Op-ed: Addressing the gender gap in unpaid care work

Author: Ramaaya Salgado, Head of Office at UN Women Sri Lanka

29 October 2023| International Day of Care and Support

Care work and housework sustains families and communities. It enables people to enter the workforce, contributes to economies as well as to individual and societal wellbeing. Globally, and in Sri Lanka, women spend more time on unpaid care work than men. Yet, their contributions are often undervalued, and the challenges they face are often overlooked.

Unpaid care work is all unpaid services provided by individuals within a household or community for the benefit of its members. This includes cooking, cleaning, looking after children, older persons, and persons with illness or disabilities.

While care work and housework can be rewarding, when one person takes on most of this work, they can experience significant stress and face a multitude of challenges, leaving little to no time for their own wellbeing.

In Sri Lanka, there is a significant disparity in how unpaid care work and housework is shared between women and men. According to Sri Lanka’s Time Use Survey (2017), 87.3% of women and girls above the age of 10 participated in housework and care work compared to only 59.7% of men and boys. More recent surveys by the Women and Media Collective also indicate that activities typically associated with unpaid care work are primarily borne by women, accounting for more than 90 percent for each activity in comparison to men. While housework and care work should not be gendered, sociocultural norms deem such work as “women’s work”. This poses several challenges for women and girls.

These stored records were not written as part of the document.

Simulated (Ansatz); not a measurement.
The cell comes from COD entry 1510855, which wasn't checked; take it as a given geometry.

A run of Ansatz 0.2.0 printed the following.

For instance, Sri Lanka is currently facing a socioeconomic crisis. This has forced families to choose which of their children to educate due to rising costs, poverty and increasing care needs. As adolescent girls shoulder a significantly greater care load at home, they are at a higher risk of dropping out of school or discontinuing their education.

Unequal distribution of care work at home is also a key barrier to women’s economic empowerment. Last year, A UN Women study on ‘Gender Disparities and Labour Market Challenges’ found that Sri Lankan employers were less likely to hire women, if employers faced constraints in offering flexible working hours or in financing maternity benefits. The commonly held perception of care work being “women’s work” therefore puts women at a disadvantage in the labour market.

Even when women want to engage in paid work, if there is no one to take care of children or the elderly, it is often women that leave their jobs to meet care needs at home. According to the International Labour Organization, in 2018, 606 million working aged women worldwide were unable to engage in paid work because of care responsibilities. Yet, 70 percent of women preferred to work in paid jobs. This is true to Sri Lanka as well. According to surveys conducted by Women and Media Collective, 67.5 percent of women who indicated that they like to engage in employment, were unable to do so due to care responsibilities.  Inability to engage in paid employment has serious repercussions on women later on in life because they would not have access to social protection schemes such as pensions, EPF or ETF when they are older. This in turn will have a ripple effect on their quality of life and increase their risk of falling into poverty.

These are only some examples to a myriad of challenges faced by women including physical and emotional stress, limited opportunities for skill development and economic dependency which can affect women’s financial security.

This year marks the halfway point for the achievement of the Sustainable Development Goals. Changing economic and social structures to recognize and reduce the disproportionate share of unpaid care work carried out by women and girls is critical to accelerating progress towards gender equality.

By shifting social norms that portray care work as something women are “better at” or “naturally suited for”, and redistributing care responsibilities equally between women and men will ensure that women and girls have equal access to opportunities, and quality education. This will also enable families to achieve greater economic stability.

Enacting care-friendly employment policies including flexible working arrangements and paid family leave to balance work and family commitments, and investing in public care services will pave way for decent work, reduced inequalities and increased participation of women in the labour force.

Gender equality is a prerequisite for sustainable development and it’s time to take action to keep the promise of the 2030 Agenda.

As 29th October marks the first International Day of Care and Support – let’s start by sharing the care and recognizing that care work is not women’s work, but everyone’s responsibility.

About the Author

Ramaaya Salgado assumed her position as Country Focal Point in 2014 when UN Women established a programme presence in Sri Lanka.   She has over 15 years of experience in International Development and has worked extensively on issues pertaining to women’s rights and gender equality with a special focus on governance, peace and security issues. Ms. Salgado holds a Master’s Degree in Social Work from the National Institute of Social Development, Sri Lanka, and a Bachelor’s in Sociology from the University of Delhi in India.